Now the different hairs of the horsetail shown in
:numref:`fig:horsetail` have a relative probability of
occurrence and stronger inferences may be drawn. In particular, mean,
5\ :math:`^{th}` percentile, and 95\ :math:`^{th}` percentile
probability values are a common example. Second-order probability is
sometimes referred to as probability of frequency (PoF) analysis,
referring to a probabilistic interpretation of the epistemic variables
and a frequency interpretation of the aleatory variables. The PoF
terminology is used in a recent National Academy of Sciences report on
the Quantification of Margins and Uncertainties
(QMU) :cite:p:`NAS08`.
..
TODO (w.r.t. first sentence below)
% MSE: this is not currently supported in implementation to my knowledge:
%In certain special cases, expected values of expected values can be
%computed in closed form (selected statistics for combined variable
%stochastic expansions, refer to the Dakota Theory
%Manual~\cite{TheoMan}), without need for a separate outer loop method.

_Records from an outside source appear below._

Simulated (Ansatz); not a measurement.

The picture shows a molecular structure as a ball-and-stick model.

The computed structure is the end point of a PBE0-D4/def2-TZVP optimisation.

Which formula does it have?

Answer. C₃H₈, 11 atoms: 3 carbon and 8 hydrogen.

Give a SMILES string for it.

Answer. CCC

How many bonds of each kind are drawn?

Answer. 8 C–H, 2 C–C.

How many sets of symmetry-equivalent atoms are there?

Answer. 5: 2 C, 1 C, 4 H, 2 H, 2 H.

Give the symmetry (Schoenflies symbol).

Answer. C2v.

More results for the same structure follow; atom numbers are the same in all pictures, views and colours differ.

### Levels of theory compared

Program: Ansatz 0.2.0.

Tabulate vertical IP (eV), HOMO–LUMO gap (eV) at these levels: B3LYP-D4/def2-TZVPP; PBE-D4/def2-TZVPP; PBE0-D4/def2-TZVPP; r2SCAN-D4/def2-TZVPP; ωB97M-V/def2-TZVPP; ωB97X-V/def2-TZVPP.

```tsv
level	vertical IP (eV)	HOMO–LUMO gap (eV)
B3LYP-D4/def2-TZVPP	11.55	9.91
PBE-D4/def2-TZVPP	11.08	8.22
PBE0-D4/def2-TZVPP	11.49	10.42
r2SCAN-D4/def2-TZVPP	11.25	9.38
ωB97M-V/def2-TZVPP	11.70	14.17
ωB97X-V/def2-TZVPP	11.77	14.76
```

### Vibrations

Rather than employing interval estimation techniques at the outer loop
in SOP, we instead apply probabilistic methods, potentially the same
ones as used for the aleatory propagation on the inner loop. The
previous example in :numref:`adv_models:2ndprob` can be modified to
define the epistemic outer loop using uniform variables instead of
interval variables (annotated test ``#1`` in
``dakota/share/dakota/test/dakota_uq_cantilever_sop_rel.in``). The process of
generating the epistemic values is essentially the same in both cases;
however, the interpretation of results is quite different. In IVP, each
“hair” or individual CDF in the horsetail plot in
:numref:`fig:horsetail` would be interpreted as a possible
realization of aleatory uncertainty conditional on a particular
epistemic sample realization. The ensemble then indicates the influence
of the epistemic variables (e.g. by how widespread the ensemble is).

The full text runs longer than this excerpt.